You CANNOT do this with multiple exponential components.
The log of a sum is NOT transformable to the sum of the logs.
John
fminspleas is on the FEX.
Note that sums of exponentials are notoriously ill-conditioned
for estimation. Expect to have a nasty time of it if you have
any noise at all in your data.
John
A nonoptimal quick answer approach
1. log
2. polyfit
3. exp
4, residual
5. repeat on residual
Hope this helps.
Greg
No. This is not an adequate method for estimation of
a multi-component exponential model. Fitting the
residuals will not yield a reasonable estimate of the
second component, since exponential components are
highly correlated with each other. You will just get
crapola for all of the parameters.
Use a nonlinear regression tool to fit all components
at once. Best is to use a partitioned solver, since this
greatly reduces the dimensionality of the space to be
investigated.
John
I agree completely provided the tool is available. My
impression from the OP's description was that none is available.
Recall that I did warn that such a quick "solution" was suboptimal.
How much depends on the signal and the definition of "good enough".
Obviously the ratio of the succesive term variances would be a useful
indicator.
QUESTION:
What is the fundamental difference between this "iteratively fit the
residual" strategy and the strategy used in STEPWISEFIT?
>Best is to use a partitioned solver, since this
> greatly reduces the dimensionality of the space to be
> investigated.
What is a partitioned solver?
Greg
Basically, it's one that eliminates variables. If you want to minimize a function
f(x,y) and you are able to efficiently evaluate
F(x)=argmin_y(f(x,y))
then you can reduce the original problem to the minimization of
g(x)=f(x,F(x))
which is better because now you are only searching over the lower dimensional space of x.

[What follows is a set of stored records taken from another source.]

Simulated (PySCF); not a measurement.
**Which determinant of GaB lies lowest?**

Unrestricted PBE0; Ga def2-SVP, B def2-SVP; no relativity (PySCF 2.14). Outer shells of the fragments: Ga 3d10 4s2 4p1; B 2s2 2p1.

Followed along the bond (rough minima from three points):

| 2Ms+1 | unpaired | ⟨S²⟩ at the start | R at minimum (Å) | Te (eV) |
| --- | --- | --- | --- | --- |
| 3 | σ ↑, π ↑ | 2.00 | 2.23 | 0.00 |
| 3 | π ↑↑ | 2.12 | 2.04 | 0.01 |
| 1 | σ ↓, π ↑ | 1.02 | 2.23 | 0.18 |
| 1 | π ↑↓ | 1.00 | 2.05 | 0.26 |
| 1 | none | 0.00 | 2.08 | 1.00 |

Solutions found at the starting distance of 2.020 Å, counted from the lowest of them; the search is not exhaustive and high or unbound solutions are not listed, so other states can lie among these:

In the case of exponential fitting, for example,
f(x,y)= norm(exp(t(:)*x(:).')*y(:) - data)
y=F(x) is obtainable by doing an LSQ minimization.
I meant to say, "by doing a *linear* LSQ minimization"
Let me apologize again for a bum steer. I took a look at
x = A1*exp(-1*t)+A2*exp(-2*t)+A3*exp(-4*t)
for
A = [ 1, 1/sqrt(10), 1/10 ]
and
A = [ 1/10, 1/sqrt(10), 1 ]
For the first step of fitting to a single exponential,
too much of the function was modeled by the
first term in both cases. So, as John had predicted,
the 2nd and 3rd terms are very, very, very poorly
estimated.
> QUESTION:
>
> What is the fundamental difference between this "iteratively fit the
> residual" strategy and the strategy used in STEPWISEFIT?
The shapes of the basis functions are fixed and known,
not determined by the fitting process.
I don't understand how this would be accomplished.
Are you able to give a simple example?
> then you can reduce the original problem to the minimization of
>
> g(x)=f(x,F(x))
>
> which is better because now you are only searching over the lower dimensional space of x.
>
> In the case of exponential fitting, for example,
>
> f(x,y)= norm(exp(t(:)*x(:).')*y(:) - data)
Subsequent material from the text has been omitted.